Now that I can sleep to begin with...
Hi everyone,
I just joined because I'm very interested in perfecting my skill in lucid dreaming. As an artist and a perfectionist who wants to push myself to the absolute limit, I've always believed that my best imaginative potential has existed in my dreams. So there's my main reason why I'm so interested.
When I was a kid, I had many lucid dreams. In most of them, the very first thing I wanted to do was wake up. :roll: I was uncomfortable and scared I guess, but as soon as I woke up I'd regret that I didn't think to go to Disneyland or something. One time I was actually successful, though. I was at a family get-together type party when I suddenly became lucid, then decided this situation was boring and I wanted to wake up. I focused on imagining, from the fence in front of me several yards away, a huge scary rhinoceros charging right towards me, and this would scare me into waking up. Sure enough, the rhino did come at me, and I woke up.
Granted, I think I focused too hard and the rhino seemed a little too imagined and day-dream like. And not that scary, since I was expecting it. I would have liked for it to seem more real, but it did the trick anyway.
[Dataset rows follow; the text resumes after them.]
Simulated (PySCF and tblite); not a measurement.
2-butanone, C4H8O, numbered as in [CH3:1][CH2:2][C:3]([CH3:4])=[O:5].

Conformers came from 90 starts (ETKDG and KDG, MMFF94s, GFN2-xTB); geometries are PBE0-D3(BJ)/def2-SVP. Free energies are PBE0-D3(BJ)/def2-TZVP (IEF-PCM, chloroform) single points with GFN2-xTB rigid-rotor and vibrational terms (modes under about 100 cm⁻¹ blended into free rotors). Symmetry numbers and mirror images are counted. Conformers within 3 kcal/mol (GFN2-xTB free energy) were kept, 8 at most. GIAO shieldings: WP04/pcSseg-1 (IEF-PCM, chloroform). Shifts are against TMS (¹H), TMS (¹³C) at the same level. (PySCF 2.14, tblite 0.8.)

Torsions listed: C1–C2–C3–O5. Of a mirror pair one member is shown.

I never lucid dreamed after puberty, though, and now that I'm 18 I want to take this more seriously and start lucid dreaming again. This time I have to really work for it, though. Only with the help of a binaural beat mp3 for lucid dreaming have I been able to have two lucid dreams recently, one last night. In both of them, though, I have become aware and excited but have completely failed at trying to make anything around me change, and I think I even made the dream fade a little. I think I'm suffering from the same rhino syndrome- nothing I attempt to imagine seems real like the existing dream. It's like the dream is reality and I'm only capable of imagining a different world. I'm practicing on improving that. Hopefully tonight I'll have another lucid dream.